The expectations are increasing in significant ways at Spire Motorsports and Corey Lajoie says there are reasons to be optimistic about the season while also working to be prepared for the commitment needed to reach that level of performance.
He articulated that point during a Tuesday afternoon interview on SiriusXM NASCAR Radio with hosts Danielle Trotta and Larry McReynolds.
“I’m a realist and I’m skeptical about everything we’re trying to do with the team because I’ve seen it from the ground floor,” Lajoie said. “I have seen every hire, every fire and every bit of information we’ve acquired and I know the information we don’t have.
“I haven’t been to the shop much but every time I’ve gone there this winter, I see a new hire from Stewart-Haas, a new hire from Penske and not guys who were washing parts, but engineers and the guys who are setting underwings.
“I’m like ‘oh my goodness, we’re starting to look like a real race team. Especially at the test in December, we had Stephen Doran, who is crew chiefing with Zane and an engineer with Hendrick, plus Luke Lambert with Carson.”
Lajoie said he was last off the plane and saw 25 people in Spire gear and he remembers when that was the entirety of the organization. The ‘skepticism’ isn’t that he doesn’t believe Spire can achieve their goals but rather, he isn’t expecting it without the work.
The team has made all the right hires on paper but now comes the work.
“The drinking word this time is ‘excited’ and excited to get back to work or excited for this partner,” Lajoie said. “I’m actually on the other side. I’m not excited because I know the work it takes and how it consumes every minute of your thoughts and energy.
“It does create, that work-life imbalance you’re trying to get back in the off-season. It’s non-existent if you want to compete at the highest level.

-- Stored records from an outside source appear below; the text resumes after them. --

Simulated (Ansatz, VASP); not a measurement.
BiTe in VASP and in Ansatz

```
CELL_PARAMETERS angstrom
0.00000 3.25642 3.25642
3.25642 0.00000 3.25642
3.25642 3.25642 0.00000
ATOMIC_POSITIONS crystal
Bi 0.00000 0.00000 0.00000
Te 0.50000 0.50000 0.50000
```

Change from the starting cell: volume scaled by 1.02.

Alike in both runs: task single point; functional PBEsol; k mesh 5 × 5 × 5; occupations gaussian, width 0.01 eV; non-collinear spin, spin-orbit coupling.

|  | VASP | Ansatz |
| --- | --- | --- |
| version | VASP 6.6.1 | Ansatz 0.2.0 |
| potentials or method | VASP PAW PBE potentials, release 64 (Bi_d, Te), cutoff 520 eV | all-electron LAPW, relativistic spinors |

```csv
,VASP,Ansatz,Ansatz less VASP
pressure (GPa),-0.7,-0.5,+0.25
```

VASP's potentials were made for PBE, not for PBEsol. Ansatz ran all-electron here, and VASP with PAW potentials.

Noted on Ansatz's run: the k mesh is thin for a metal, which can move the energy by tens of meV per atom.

“I’m not excited about that. I’m willing to do everything it takes but I’m not excited … and this is a two folded answer … but anyone who has done it will tell you the grind is real. You are fresh in January and February but I know the work it takes and how much it takes from you to be where we’ve been just to be a 20th place team and now we’re going to be a 12th to 16th place team and the next year, better than that.
“These are the tangible steps and it takes everything you got. I love doing it and there is nothing else I could ever see myself doing. Am I excited that come February 3, and the week prior to that, you are completely bought in. You are bought-in and there is nothing else that matters from February 4 to the first week of November. You have to be locked in as a race car driver and everything else gets locked down to the back seat.”
The alliance with Trackhouse
“It certainly won’t hurt. The (71) team is a Spire team. There are several people, driver, engineers, that’s on the Trackhouse payroll but it’s going to be set-up next to our cars. Crew chief offices are all together. That’s Doug Duchardt’s realm. Ryan Sparks realm. How they keep that key partner, not key partner line somewhat upheld, that’s above my pay grade.
“We have been operating as a one car team, essentially, for years. Now we’re going from a one car team’s worth of people to a really strong three car team so what we can add to our baseline to build dampers, raise our floor of competition, will happen a lot faster. We have some young drivers coming in that can get on the gas pedal pretty hard so I’m excited to see whatus three together to raise Spire Motorsports to the next level.”
On the passing of Cale Yarborough
“I could answer this so many different ways but the impact of Cale Yarborough … He is probably one of NASCAR’s six or seven greatest drivers but doesn’t get a lot of the press because he kind of did his own thing once he left the sport. I hate to see the Yarborough family lose Cale. The NASCAR family too. I think it’s two-fold: It shows the importance of keeping those guys close to us in the sport so we can see their legacy and to (allow) the new fans to get a peek into how badass Cale Yarborough was or a David Pearson, the guys who built the sport and allowed guys like me to race in this sport and provide for my family.
“Quick story: One of my prized NASCAR memorabilia is a black-and-white picture of the 1979 Daytona 500 fight with the Allison brothers and Cale Yarborough as well as the track worker who was trying to break it up. The track worker signed it because he was a neighbor of my grandfather and both Donnie and Bobby signed it. The last person I needed to sign it was Cale. So I talked to Kerry Tharp, probably a year ago or more, said I really wanted to get it. I wanted to write Cale a note thanking him for laying the groundwork to build the sport so I got to write him a cool note. I didn’t hear back but I did receive the picture with his John Hancock on it. That really, unfortunately for me, was my only interaction with Cale, from afar but a lot of adoration from me as a fellow race car driver.
“I read his book ‘They called me Cale,’ and it’s an unbelievable book if anyone wants to pick it up. I definitely recommend it to hear his story. Those guys are built different than we are now. Different generation.”
Not believing in New Year’s Resolutions
“It’s just another Monday. Here’s my thing. If you weren’t doing something you should have been doing on Sunday, don’t think you’ll wake up on Monday and just because it’s a new year that you’re going to take the bull by the horn.
“It’s a good distinction point, reflect on where you need to be better, spend more time with family, clean the diet up, but January 2 or July 5, if there is an area of my life that doesn’t meet my standard, I want to immediately change it.
“But if today is the day that encourages you to spend more time with family or diet, stick with it, and don’t be the guy that gets a gym membership for a week and a half and thinks they’re going to lose 30 pounds. That’s not how it works.”